For a few days, Alabama is at the center of American politics.
The state's early deadline to qualify for the ballot forced a surprise decision this week: Former New York City Mayor Michael Bloomberg is expected to file to run for the 2020 Democratic presidential nomination in Alabama -- ensuring that he wouldn't be left off the ballot there.
The news came right after Jeff Sessions, the former Alabama senator and US attorney general, launched a bid to challenge Democratic Sen. Doug Jones for his old Senate seat -- defying the wishes of his former boss, President Donald Trump.
Trump, meanwhile, is set to head to Alabama this weekend. He'll attend the University of Alabama's home football game against Louisiana State University -- a match-up between the Associated Press' No. 1 and No. 2-ranked teams in the country.
His visit comes shortly after newly released internal documents revealed that the government weather forecasters who swatted down his incorrect claim that Hurricane Dorian was headed for Alabama did so without realizing he was the source of the misinformation.

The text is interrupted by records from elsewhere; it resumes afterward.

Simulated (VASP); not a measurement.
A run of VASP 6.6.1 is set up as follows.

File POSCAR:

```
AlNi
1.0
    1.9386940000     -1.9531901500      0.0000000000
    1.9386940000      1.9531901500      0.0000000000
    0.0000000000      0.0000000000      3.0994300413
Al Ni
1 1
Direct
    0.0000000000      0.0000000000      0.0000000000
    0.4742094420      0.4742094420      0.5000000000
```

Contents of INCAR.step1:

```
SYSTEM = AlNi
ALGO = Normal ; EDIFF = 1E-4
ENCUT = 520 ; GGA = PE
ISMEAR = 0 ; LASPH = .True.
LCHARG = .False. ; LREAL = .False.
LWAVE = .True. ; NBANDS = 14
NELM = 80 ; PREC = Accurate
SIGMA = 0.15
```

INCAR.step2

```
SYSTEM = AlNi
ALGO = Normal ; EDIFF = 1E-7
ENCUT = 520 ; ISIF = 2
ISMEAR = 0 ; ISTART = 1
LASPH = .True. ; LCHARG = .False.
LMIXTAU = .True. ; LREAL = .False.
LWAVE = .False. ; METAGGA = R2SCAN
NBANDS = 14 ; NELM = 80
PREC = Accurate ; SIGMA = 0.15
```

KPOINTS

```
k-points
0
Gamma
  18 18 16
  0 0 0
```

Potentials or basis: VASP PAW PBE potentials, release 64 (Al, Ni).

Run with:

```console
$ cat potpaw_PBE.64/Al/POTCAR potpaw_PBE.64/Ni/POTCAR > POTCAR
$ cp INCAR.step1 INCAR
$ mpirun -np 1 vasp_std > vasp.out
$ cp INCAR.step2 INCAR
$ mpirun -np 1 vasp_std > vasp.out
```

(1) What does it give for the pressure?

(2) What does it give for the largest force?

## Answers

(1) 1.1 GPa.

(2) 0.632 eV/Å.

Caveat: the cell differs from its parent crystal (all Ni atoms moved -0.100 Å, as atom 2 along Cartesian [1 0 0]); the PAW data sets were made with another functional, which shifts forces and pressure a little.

The odd confluence of events has placed Alabama at the forefront of national politics late this week, and raised a series of questions for which the answers will unfold in the coming months.
Among them: How will Bloomberg, a billionaire many times over who is willing to spend his own money on a centrist campaign, change the Democratic presidential race? And can Sessions, who was fired by Trump, co-exist with his former boss -- or will Trump hammer his former attorney general so hard that Sessions loses the primary or Jones keeps his seat in the general election?
"We're like the center of the maelstrom of this episode of 'As American Burns,'" said David Mowery, an Alabama-based political consultant who has worked for candidates in both parties.
Alabama isn't a stranger to this role. In late 2017, the special election for Sessions' former Senate seat there dominated headlines. The race in the deep-red state was competitive largely because Roy Moore, the controversial former judge who won the Republican nomination, was imploding amid numerous allegations that he sexually assaulted teens while in his 30s. Those allegations, which Moore denied, cost the GOP the seat in a December 2017 special election.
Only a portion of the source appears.